A year into her role, Ogilvy's regional CEO explains why she's putting social media at the heart of the 'refounded' agency's offering, and offers some advice on pitching

It is Ogilvy’s 70th anniversary worldwide when Campaign visits the agency’s Dubai office to meet Patou Nuytemans. The walls are decorated with great international ads from the past seven decades, and the regional CEO is just a couple of days past her one-year anniversary in the job. She gives Campaign a 70th birthday cookie and tells us a new managing director, Philippe Berthelot, has arrived to take over the day-to-day running of the Dubai office so Nuytemans can start concentrating more on the wider region.

At an international level, Ogilvy is losing its sub-agency handles including Ogilvy One and Ogilvy PR, and becoming ‘re-founded’ as just Ogilvy Worldwide. That desiloing is taking place in the region as well, and Nuytemans is focusing on five core values: client-centricity; modern marketing; customer engagement and digital; creativity; and becoming “the best place to work”.

The re-founding is part of the client-centricity principle. As with many other agencies, Ogilvy is trying to simplify the interaction its clients need, giving them one agency that can do more, yet bill for fewer services

As well as being MENA CEO, Nuytemans is also EMEA chief digital officer and executive partner worldwide of Ogilvy, and social media is an area of expertise. She calls it “the new mass advertising”, and adds that it also fulfils a role as “the new customer relationship marketing”.

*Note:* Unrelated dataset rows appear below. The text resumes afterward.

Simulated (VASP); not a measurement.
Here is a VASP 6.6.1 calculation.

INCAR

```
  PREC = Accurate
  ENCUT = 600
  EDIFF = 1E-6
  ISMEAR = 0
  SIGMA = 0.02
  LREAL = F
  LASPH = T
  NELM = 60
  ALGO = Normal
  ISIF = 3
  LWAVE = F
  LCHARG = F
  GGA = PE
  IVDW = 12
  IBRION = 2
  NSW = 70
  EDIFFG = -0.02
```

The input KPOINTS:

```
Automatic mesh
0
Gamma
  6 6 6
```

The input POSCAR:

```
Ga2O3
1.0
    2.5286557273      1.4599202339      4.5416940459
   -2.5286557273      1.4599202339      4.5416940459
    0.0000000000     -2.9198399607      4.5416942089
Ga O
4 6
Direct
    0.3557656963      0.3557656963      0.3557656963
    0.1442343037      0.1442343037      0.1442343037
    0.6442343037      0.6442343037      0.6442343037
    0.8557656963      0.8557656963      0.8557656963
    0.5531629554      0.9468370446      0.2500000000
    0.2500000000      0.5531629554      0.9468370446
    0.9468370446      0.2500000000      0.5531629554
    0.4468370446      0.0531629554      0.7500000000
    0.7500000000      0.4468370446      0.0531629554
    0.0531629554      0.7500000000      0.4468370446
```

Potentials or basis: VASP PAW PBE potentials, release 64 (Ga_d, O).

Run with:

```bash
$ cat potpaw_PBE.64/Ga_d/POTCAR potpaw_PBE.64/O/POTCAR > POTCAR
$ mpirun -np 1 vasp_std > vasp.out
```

She explains: “It is a medium that doesn’t only have reach and broadcast storytelling power; it is also powered by the biggest public database in the world. It basically combines the power of broadcast storytelling with the precision of direct marketing.”

She adds: “I wanted that to be at the heart of the agency because I knew that strategically and creatively what we needed to do needed to look different.”

Under Nuytemans, Ogilvy Worldwide has been building its social capability for five years now. She says it is down to creative agencies to handle social content well, despite the ‘media’ nomenclature. “This is one of the disadvantages of the gap between media agencies and creative agencies,” she says. “If you do not embrace the understanding of the medium and everything it can do – and certainly in an advanced medium like that, which comes in many formats and with many data possibilities – if you don’t bring that in-house, people can’t strategise and create for it.”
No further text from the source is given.